I recently read Oracle Night and I've been dipping into The Art of Hunger lately. Since I'm on a Paul Auster kick at the moment, I'll write about another coincidence. Or rather, a series of coincidences.
One day a couple of years ago, I was browsing around in the big Eleftheroudakis bookshop, near the English books. I was looking at Greek literature in translation, no more than glancing at the spines of the books. One of the ones that particularly caught my eye was Father Dancing by Nikos Papandreou. His father the long-time Prime Minister Andreas Papandreou taught at Harvard in the sixties and seventies, and his children were brought up in the States and Canada until his return to Greece in 1974. Father Dancing, I believe, was written in English first, and then translated by the author into Greek, a method which Panos Karnezis uses as well.

Nikos Papandreou
A moment later, as I was leaving, I saw two men come in, speaking English. One of them seemed very familiar to me. He spoke with an American accent. I thought at first he was some actor. Then I realised that it was none other than Nikos Papandreou. I went back and peeked at his author photo just to be sure.
At the time, a novel called Poor Margot had just been published by Soti Triantafyllou, who has also lived in the States and who translates from English and French. She had written Poor Margot in English but had decided to get someone else to translate it into Greek for her. I thought this was rather strange, and I wondered if she had published it in the US first. When I left Eleftheroudakis, I was walking along Akadimias and decided to pop into the Patakis bookshop to look at Poor Margot and see if it had been published in English first.

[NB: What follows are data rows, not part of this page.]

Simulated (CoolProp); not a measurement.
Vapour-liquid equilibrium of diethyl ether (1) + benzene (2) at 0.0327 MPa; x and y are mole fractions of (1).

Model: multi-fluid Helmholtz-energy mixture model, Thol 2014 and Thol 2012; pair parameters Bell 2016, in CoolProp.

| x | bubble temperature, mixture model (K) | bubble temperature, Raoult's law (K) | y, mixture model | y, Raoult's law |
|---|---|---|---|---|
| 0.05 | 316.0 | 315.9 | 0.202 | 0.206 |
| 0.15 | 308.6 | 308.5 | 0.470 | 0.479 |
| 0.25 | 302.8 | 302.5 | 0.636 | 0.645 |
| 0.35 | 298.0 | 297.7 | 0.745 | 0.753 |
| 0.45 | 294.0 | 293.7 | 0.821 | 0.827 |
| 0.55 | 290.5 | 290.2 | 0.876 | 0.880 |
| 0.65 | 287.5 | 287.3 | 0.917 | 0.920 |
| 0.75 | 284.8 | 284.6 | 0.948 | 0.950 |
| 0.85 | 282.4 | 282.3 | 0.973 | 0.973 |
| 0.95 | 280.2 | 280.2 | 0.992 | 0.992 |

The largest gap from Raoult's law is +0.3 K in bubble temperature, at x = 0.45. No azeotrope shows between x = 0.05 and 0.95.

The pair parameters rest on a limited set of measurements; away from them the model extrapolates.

Soti Triantafyllou (This photo is marked, but it's the nicest one of her available.)
Certainly my train of thought had led from Papandreou to Triantafyllou, for obvious reasons. It turned out that it hadn't been published in English.
As I was leaving the bookshop, my caught a new book with Melina Mercouri on the cover, although the book wasn't exclusively about her.
I went next to a little cafe-bar on Solonos and opened up my notebook to do some writing. Within minutes, Soti Triantafyllou came in and asked to put up a little poster of Poor Margot on the wall with the other posters.
I had looked at two books, and shortly afterwards had seen the authors, in the space of an hour. It occurred to me that if Melina Mercouri were still alive, I'd probably see her somewhere too.

Melina
That night, I went to see The Man Who Wasn't There. A few minutes after I had sat down, who should come in and sit down in the row in front of me? Of course. Jules Dassin, director and husband of Melina Mercouri.